# evaporation



## squidlips (Apr 26, 2009)

Hi 

Ive got a heavily planted , soil sub aqum. I dont do many water changes but because I cant have lids on my tank I get high evaporation and therefore I am regularly topping up the water level.

Will this cause my water to rise in GH , KH , salts/minerals given that these are left behind when water evaporates. Or will the plants use the things.

I suppose what I am asking is , what is the outcome of lots of evaporation and no water changes in a heavily planted tank.

Thanks 

Craig


----------



## Seattle_Aquarist (Mar 7, 2008)

Hi Craig,

It is not possible to know for sure unless you are doing tests, but it is doubtful the plants are using up the Mg, Ca, and other minerals as quickly as they are building up from the evaporation.

Eventually plant growth will suffer once conditions are beyond what the plants can adapt to. I would do 25% water changes once a week if no fertilzers are being added; 50% weekly if you are adding ferts.


----------



## mudboots (Jun 24, 2009)

If you are on city water you can sometimes find a report on the water sources and get a general idea of what's in your water, but it is vague at best. I agree with Seattle that occassional water changes are a good thing, though I don't normally do 25% a week. Lately I am doing so, but that's just to get tannins out of the water from a piece of driftwood I have. I usually go about a month or three and do about 40%.

But for what it's worth, the tanks always look a little healthier right after a water change. The reason I don't do them regularly is not because of water quality concerns, it's just because I don't want to until after about a month or three...


----------



## ItsDubC (Jan 12, 2008)

There are tanks out there that are many years old doing fine w/ just water top-ups. Minerals will definitely build up over time, but it seems that most ppl end up breaking down their tanks and starting anew for whatever reason before that build-up reaches problematic levels.


----------



## Diana K (Dec 20, 2007)

That happens in the summer in my tanks. I top off with tap water GH and KH of around 4-5 degrees, and maybe once a month water changes. This results in an increase in GH and KH over the summer and the TDS rises from roughly 300ppm to about double. 

It is reversed in the winter, when I use rain water as much as possible for changes and topping off. 

No, in a low tech set up (El Natural or similar) the plants do not use the minerals as fast as they can accumulate via evaporation followed by topping off with average tap water. Using a very soft water for topping off (RO or DI) will minimize the build up.


----------



## Oonagh (May 8, 2006)

That is good food for thought. What is TDS?


----------



## Tex Gal (Nov 1, 2007)

Total Dissolved Solids


----------



## Diana K (Dec 20, 2007)

TDS is a measure of all the stuff dissolved in the water. Minerals, salts... 

It is a quick way of assessing what is going on with the water. 
It does not tell you what each mineral is, though. Other tests will tell you that. A separate test for each thing you want to know. 

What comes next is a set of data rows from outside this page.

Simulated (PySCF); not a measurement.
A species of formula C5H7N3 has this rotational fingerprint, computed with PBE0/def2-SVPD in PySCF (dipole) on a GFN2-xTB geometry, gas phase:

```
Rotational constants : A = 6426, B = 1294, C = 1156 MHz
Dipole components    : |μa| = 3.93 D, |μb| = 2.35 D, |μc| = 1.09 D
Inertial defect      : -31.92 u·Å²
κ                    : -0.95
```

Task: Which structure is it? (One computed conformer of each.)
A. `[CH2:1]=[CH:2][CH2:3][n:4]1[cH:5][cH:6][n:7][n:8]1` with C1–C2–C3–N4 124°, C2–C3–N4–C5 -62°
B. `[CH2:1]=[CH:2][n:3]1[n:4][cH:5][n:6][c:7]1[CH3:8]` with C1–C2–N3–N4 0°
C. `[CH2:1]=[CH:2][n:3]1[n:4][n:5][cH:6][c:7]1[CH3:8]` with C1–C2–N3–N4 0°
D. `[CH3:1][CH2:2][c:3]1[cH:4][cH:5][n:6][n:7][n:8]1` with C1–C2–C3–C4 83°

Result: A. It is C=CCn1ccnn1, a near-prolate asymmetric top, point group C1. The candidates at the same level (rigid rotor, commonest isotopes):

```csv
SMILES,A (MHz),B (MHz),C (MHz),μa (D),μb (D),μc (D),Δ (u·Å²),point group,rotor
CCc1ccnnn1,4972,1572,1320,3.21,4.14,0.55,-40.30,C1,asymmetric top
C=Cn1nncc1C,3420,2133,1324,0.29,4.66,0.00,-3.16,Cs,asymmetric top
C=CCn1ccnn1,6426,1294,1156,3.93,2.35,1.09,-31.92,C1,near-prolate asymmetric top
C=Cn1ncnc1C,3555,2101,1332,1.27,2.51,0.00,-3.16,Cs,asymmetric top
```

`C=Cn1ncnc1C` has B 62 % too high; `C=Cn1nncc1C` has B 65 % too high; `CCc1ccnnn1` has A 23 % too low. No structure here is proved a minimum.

Once you have tested using all the tests you have for a while you will get a pretty good feel for what is going on, and simply testing the TDS will go a lot faster, and tell you how things are going. 
Especially when you are looking at exactly that: The overall accumulation of 'stuff' from evaporation. 

This does not mean you can or want to give up the individual tests. Your original question is entirely valid, and you do want to test and answer that. 
Each aquarium is different. It might be that the plants in your set up do indeed use up all the calcium and magnesium between water changes, so you might need to top off with tap water (assuming it has enough minerals) to replace what the plants use.


----------